A Word With… Nicola Lefevre

The founder of Girls Rock Camp Calgary on why the kids truly are all right.

 

Nicola Lefevre joined her first band back in high school and is now mentoring the next generation as the founder of Girls Rock Camp Calgary, a non-profit organization that stages an annual summer week-long session on everything from songwriting to recording to merchandise. She still walks the walk herself as a member of the bands Sequicons, Chick Magnets (with Girls Rock Camp cohort Miesha Louie), Night Committee and Tugs, and juggles her passion with a day job in healthcare administration as well as graduate studies in her field. We caught up with Lefevre to chat about her first band, camp life and why the kids truly are all right.

Tell me about your first band.

Nicola Lefevre, founder of Girls Rock Camp Calgary.

“I started playing bass when I was 14. I had just started high school at Bishop Carroll and some friends wanted to start a band. The guitar player and the drummer had already played together for a couple years. They needed a bass player and a singer and this other guy wanted to be the singer, so I got myself a bass. It was 1993 so we wanted to be the Smashing Pumpkins. We played our first show in June of 1994 with Chixdiggit. We were called Drew, named after our drummer’s best friend. We played for a year and a half, I think, and then everyone moved on to other things.”

How did you get involved with Girls Rock Camp?

I heard about it in Vancouver in 2012 and I started looking into whether anything like that had been done in Calgary. It turned out something actually had been done a couple years previous, though it wasn’t called Girls Rock Camp. I was volunteering with the New Black Centre at that time [a now-closed all-ages venue and music education centre in Inglewood]. I talked to New Black’s Darren Ollinger about it and he thought it would be a cool program so we just jumped in with both feet and went for it. I was the one who started it up and he was like my benefactor.”
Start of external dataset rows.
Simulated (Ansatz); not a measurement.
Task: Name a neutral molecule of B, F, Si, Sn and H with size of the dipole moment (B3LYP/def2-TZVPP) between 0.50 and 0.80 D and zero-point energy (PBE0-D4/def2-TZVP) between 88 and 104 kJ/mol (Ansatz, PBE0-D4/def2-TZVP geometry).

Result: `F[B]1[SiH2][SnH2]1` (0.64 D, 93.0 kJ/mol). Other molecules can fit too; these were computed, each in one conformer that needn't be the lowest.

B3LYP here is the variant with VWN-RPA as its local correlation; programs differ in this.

What goes on at Girls Rock Camp?

“It runs Monday to Saturday. The first four days they do all the learning, like music lessons, workshops on dealing with promoters, making merchandise, and we work as a group to write a camp song. On the Friday, they do a recording – for the last two years, OCL Studios has donated their space and Josh Gwilliam (a GRC board member) records everyone’s original song. And then they play a showcase on the Saturday afternoon at Ship and Anchor. We also have a pretty major focus on what it means to be female, playing music, in our scene and beyond.”

What are some of the things that come up in that regard?

“Some of it has to do with how do you assert yourself, and how to be seen and be taken seriously and not be dismissed as a novelty, because goodness, I still run into that and I’m 37 years old – it’s always nice when I’m referred to as being a solid player rather than ‘good for a girl.’ We talk about camaraderie between women as well, just accepting each other and each other’s tastes and how you work together with people that maybe you wouldn’t work with otherwise. We also talk about safety. Last year the Calgary Sexual Health Centre came and did a [presentation] about consent. There’s a little bit of that too.”

Rock ‘n’ roll is rebellious by nature. What are the campers rebelling against?

“The girls that come to camp generally have really supportive parents, so I find that it’s not so much them rebelling against their family or home life, but against this idea of what a girl is supposed to be. A lot of them that come are already staunch little feminists.”

What’s one thing you’ve learned from them?

“Just how hyper-aware they are. We always say after every camp that if these are the hands we are putting our music community into, it’s in good hands. It’s so different from when I was that age. They’re more self-assured. Less held-back. That’s exciting for me. It makes other things feel like less of a struggle.”

Playing in bands, teaching the next generation how to start a band, you wouldn’t do this if you didn’t love it. So what do you love about it?

“It’s such a clich, but it’s a total release. So much of what I do in my work life is really serious: seniors’ health, my graduate studies about compassion fatigue and psychological distress. You know what I mean? Playing music is the outlet. I often say that if I didn’t do that, none of this other stuff would get done. I make time to do it because I have to. It’s the way I create. I’m not a visual artist. I don’ t make films. This is the way I get to be creative.”